How researchers are letting us uncover secrets in social data
By Derrick Harris
It’s not easy work turning the Mayberry Police Department into the team from C.S.I., or turning an idea for a new type of social network analysis into something like Klout on steroids, but those types of transformations are becoming increasingly more possible. The world’s universities and research institutions are hard at work figuring out ways to make the mountains of social data generated every day more useful and, hopefully, to make us realize there’s more to social data than just figuring out whose digital voice is the loudest.
Aspiring heirs to the Klout throne, for example, might look to a project called STINGER currently under development at Georgia Tech University. STINGER, which stands for Spatio-Temporal Interaction Networks and Graphs Extensible Representation, is a graph-processing engine that project lead David Bader says is bigger, faster and more flexible than anything currently in use for analyzing social media connections. You provide a shared-memory computing system, and it provides an open-source tool that can help detect relationships between billions of people, places and things as those relationships change over time — even in real time.
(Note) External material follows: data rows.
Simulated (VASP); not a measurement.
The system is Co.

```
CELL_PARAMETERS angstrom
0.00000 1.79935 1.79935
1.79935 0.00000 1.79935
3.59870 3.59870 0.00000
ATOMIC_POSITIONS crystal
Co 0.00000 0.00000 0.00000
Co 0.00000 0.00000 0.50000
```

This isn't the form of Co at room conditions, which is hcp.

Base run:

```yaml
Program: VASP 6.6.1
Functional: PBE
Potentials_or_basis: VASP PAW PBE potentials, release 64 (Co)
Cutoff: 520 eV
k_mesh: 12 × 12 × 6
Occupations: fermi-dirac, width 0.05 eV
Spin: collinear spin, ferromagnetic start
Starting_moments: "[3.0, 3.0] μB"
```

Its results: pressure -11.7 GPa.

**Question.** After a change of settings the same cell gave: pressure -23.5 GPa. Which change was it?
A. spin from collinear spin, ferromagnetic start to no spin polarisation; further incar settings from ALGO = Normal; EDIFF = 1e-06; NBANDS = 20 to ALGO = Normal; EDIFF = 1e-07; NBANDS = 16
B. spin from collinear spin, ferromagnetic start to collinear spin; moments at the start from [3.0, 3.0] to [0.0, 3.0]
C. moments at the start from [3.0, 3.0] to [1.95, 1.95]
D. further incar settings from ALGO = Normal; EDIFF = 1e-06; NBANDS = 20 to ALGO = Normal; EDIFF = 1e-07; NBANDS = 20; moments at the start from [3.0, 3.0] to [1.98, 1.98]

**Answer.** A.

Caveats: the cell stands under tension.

Someone using Facebook data, for example, might write an algorithm using where people or pages would be the vertices and actions (likes, shares, wall posts, etc.) would be the graph’s edges. One relatively easy application, Bader explained, would be to analyze how activity around particular people is increasing, decreasing or changing, therefore indicating changes in their importance or the growth of new communities.
We’ll do the hard work
Writing an algorithm to perform that kind of analysis isn’t really the problem, though — it’s writing one that can scale into the billions of vertices and edges and still perform quickly enough to be useful. An algorithm that generates one false positive in a million isn’t so bad when you’re dealing with tens of thousands of items, Bader explained, but it gets to be a big problem when you’re talking about billions of items against which it’s running.
There are dozens of open source graph databases available, including popular offerings such as Neo4j and InfiniteGraph, but he said, “Our lab focuses on algorithms that run fast on massive data sets and that are more accurate than what is traditionally done in social media.”
Bader’s team recently presented a paper detailing a social media algorithm running atop STINGER that ran 100 times faster than some previous approaches because the system stores the graph’s previous state and only performs the minimal amount of processing necessary as new edges are inserted. This is in contrast to traditional approaches that re-process the entire graph every time there’s a change.
That being said, Georgia Tech isn’t entirely alone analyzing massive amounts of social data with graph databases. Google’s (s goog) Pregel had already scaled to billions of vertices and edges as of 2009, and Facebook (s fb) is currently analyzing more than a billion edges using Apache Giraph (an open source, Hadoop-based Pregel implementation). But those cases — both companies are loaded with smart engineers, data scientists and powerful infrastructure — just underscore the importance of what researchers like Bader are building and releasing as open source.
Forget social media, solve real problems
But social data isn’t just useful for figuring out who’s influential on Twitter or Facebook — it also can be used to solve some real problems. Bader said he’s already used graph processing with Twitter data to determine who was leading resistance units during Egypt’s recent revolution. “Anywhere I can look at connections between entities,” he said, “these approaches are available.”
Indeed. On Wednesday afternoon, for example, a group of researchers from the University of Alberta, University of Connecticut and University of California-Merced unveiled a new data-based method that could make it faster, easier and less expensive to root out culprits in fraud cases.
The technique uses a method called the Steiner tree to analyze the connections –social, business, familial, etc. — between the people involved in a given case of fraud. The algorithm is able to determine the shortest path between two objects, which the researchers posit is especially applicable to fraud investigations — the person with the shortest path between himself and the crime is probably the culprit (or at least a solid suspect).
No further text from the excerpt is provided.